Strict voter ID laws do not suppress turnout, a new paper finds, regardless of sex, race, Hispanic identity, or party affiliation.
Requiring photo ID to vote is a hotly contested subject in American political discourse. Proponents argue that it is necessary to insure against fraud and preserve the integrity of the American electoral system. Opponents argue that it will disenfranchise otherwise eligible voters—many of whom would be poor and of color—who are unable to easily obtain ID.
In total, 10 states, ranging from Georgia to Wisconsin, require voters to show ID in order to vote. Seven of those states require a photo ID, and three do not. An additional 25 states "request" that voters display ID, but may still permit them to vote on a provision ballot if they cannot. The remaining states "use other methods to verify the identity of voters," according to the National Conference of State Legislatures.

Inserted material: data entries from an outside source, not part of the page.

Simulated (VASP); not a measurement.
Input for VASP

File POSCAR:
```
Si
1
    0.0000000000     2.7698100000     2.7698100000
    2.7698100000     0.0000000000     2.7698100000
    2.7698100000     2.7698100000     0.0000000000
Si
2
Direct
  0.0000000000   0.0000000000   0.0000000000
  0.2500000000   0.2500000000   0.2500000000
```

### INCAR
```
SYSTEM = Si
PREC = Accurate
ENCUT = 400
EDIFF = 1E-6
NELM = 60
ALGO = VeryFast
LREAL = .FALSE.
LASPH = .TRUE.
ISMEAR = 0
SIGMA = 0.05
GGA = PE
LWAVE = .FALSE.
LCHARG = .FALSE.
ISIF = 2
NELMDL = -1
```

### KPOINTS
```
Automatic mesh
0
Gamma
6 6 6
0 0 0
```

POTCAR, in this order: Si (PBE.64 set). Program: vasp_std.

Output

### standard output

The new research, from an economics professor at the University of Bologna and another at Harvard Business School, indicates that "strict" voting laws of the type implemented in those ten states do not have a statistically significant effect on voter turnout.
To determine this, the professors took advantage of different timing of the implementation of voter ID laws in different states to construct a "difference-in-differences" analysis, looking at how voters behave in states that do and do not have strict voter ID laws, before and after those laws were implemented. They used data from the progressive data service Catalist, "a U.S. company that provides data and data-related services to progressive organizations and has a long history of collaborating with academics."
The data from Catalist contained both demographic information—age, sex, race, and party affiliation—as well as information on whether or not a surveyed person was actually registered. This means that the paper’s authors could test whether or not voter ID not only stopped registered voters from voting, but discouraged unregistered voters from registering.
"Strict ID laws have no significant negative effect on registration or turnout, overall or for any subgroup defined by age, gender, race, or party affiliation," the paper's authors found.
"Most importantly," they write, strict ID laws "do not decrease the participation of ethnic minorities relative to whites. The laws' overall effects remain close to zero and non-significant whether the election is a midterm or presidential election, and whether the laws are the more restrictive type that stipulate photo IDs."
The paper does note that one possible explanation for this effect is, paradoxically, that voter ID laws might goose turnout among certain marginalized groups. This, the authors argue, is because a perceived "attack" on a right (e.g., the right to vote) can mobilize voters who would otherwise fail to turn out.
To measure this possibility, the paper aggregates data on measures of political participation beyond voting: donating to a candidate, putting up a campaign sign, or volunteering for a campaign (all measured by the Cooperative Congressional Election Survey). They find that there is no statistically significant impact of voter ID laws on any of these actions, which provides evidence against—although does not fully falsify—the "backlash" theory.
At the same time, the study's authors use the same data to examine the actual effect of strict voter ID laws on voter fraud itself, and similarly find no statistically significant effect. Using two datasets of voter fraud cases (which represent a cumulative 2,000 proven or hypothesized events over eight years), the study examines the relationship between laws and frequency of measured voter fraud, finding no evidence of a change after implementation.
This finding is naturally limited by the extremely small number of voter fraud cases actually identified: fewer than one per million people per year. It is possible that voter ID laws would be more effective suppressing fraud in a context where it was more evidently prevalent; as is, the authors estimate that the laws themselves only cover about 0.3 to 0.1 offenses per million people per year.
In total, then, the paper suggests that voter ID laws are not suppressive, but also that they do not have much of an impact on elections overall.
"Our results suggest that efforts both to safeguard electoral integrity and enfranchise more voters may be better served through other reforms," it concludes.